China has long expressed its displeasure with what it calls the US’s “financial hegemony” and its corresponding ability to slap sanctions on foreign countries.
Now, as the US and Europe hit Russia with unprecedented sanctions over its invasion of Ukraine, Chinese officials, academics, and experts are grappling with the implications of the unfolding full-scale global economic and financial war.
No to sanctions, yes to economic coercion?
Officially, Beijing has opposed the use of sanctions against Russia, deeming them illegal, and counterproductive.
“As far as financial sanctions are concerned, we do not approve of these, especially the unilaterally launched sanctions because they do not work well and have no legal grounds,” Guo Shuqing, China’s top banking regulator, told a news conference yesterday (March 2). He also played down effects of the sanctions on China’s economy and financial sector.
Meanwhile, the Chinese ambassador to the United Nations said yesterday that “[b]lindly…imposing sanctions and creating division and confrontation will only further complicate the situation, and result in a rapid negative spillover of the crisis.”
Yet China’s opposition to sanctions does not seem to stop it from deploying economic coercion against businesses and countries that anger it. Most recently, China has blocked Lithuanian goods and launched a state-led corporate boycott of multinationals with ties to the European country. That follows an unofficial Chinese boycott of Australian coal that began in late 2020.
Global integration as protection against sanctions
So far, sanctions on Moscow have included exemptions for energy to allow continued exports of oil and gas supplies that power the world’s economies—particularly Europe’s. That Russia’s integration with the global economy is what earns it a small degree of reprieve from sanctions is not lost on observers in China.
Facing the risk of uses of sanctions by the west in the future, “we need to continue to increase our efforts to integrate into the world economic system,” writes Jin Zhong (link in Chinese), a macro investor and columnist for the nationalist news site Guancha. “Only with a deeper and broader integration with other countries’ economies and investments will the so-called economic sanctions have a ‘half-hearted’ effect.”
At the same time as China weaves itself into the global economic fabric, however, it should also become less reliant on the US, writes Song Guoyou, a professor at Fudan University. “The international community has both seen the full extent of the US willingness and ability to use financial sanctions externally and is further concerned about the real national security risks of excessive financial dependence on the US,” he argued (link in Chinese) in a commentary this week.
One area where China has already seen such risk is when it comes to chips, after the US used export controls against Chinese smartphone maker Huawei.
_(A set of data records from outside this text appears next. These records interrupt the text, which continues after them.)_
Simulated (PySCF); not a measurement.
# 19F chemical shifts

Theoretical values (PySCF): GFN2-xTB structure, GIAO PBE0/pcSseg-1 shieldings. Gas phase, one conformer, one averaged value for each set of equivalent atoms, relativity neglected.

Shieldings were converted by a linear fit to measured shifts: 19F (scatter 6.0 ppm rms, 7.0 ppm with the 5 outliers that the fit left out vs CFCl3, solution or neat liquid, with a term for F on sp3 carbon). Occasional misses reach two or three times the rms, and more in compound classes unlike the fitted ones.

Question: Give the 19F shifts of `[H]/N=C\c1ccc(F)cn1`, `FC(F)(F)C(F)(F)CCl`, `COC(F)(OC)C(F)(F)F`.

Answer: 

China’s homegrown SWIFT alternative
Some have argued that Russia’s expulsion from SWIFT, the global financial messaging system, will boost China’s own cross-border payment system CIPS. Yet CIPS is currently still dependent on SWIFT.
In light of this potential vulnerability, China should urgently and “vigorously promote the internationalization of the renminbi, focusing especially on the development CIPS and the digital yuan,” wrote Ming Ming, an analyst at Citic Securities.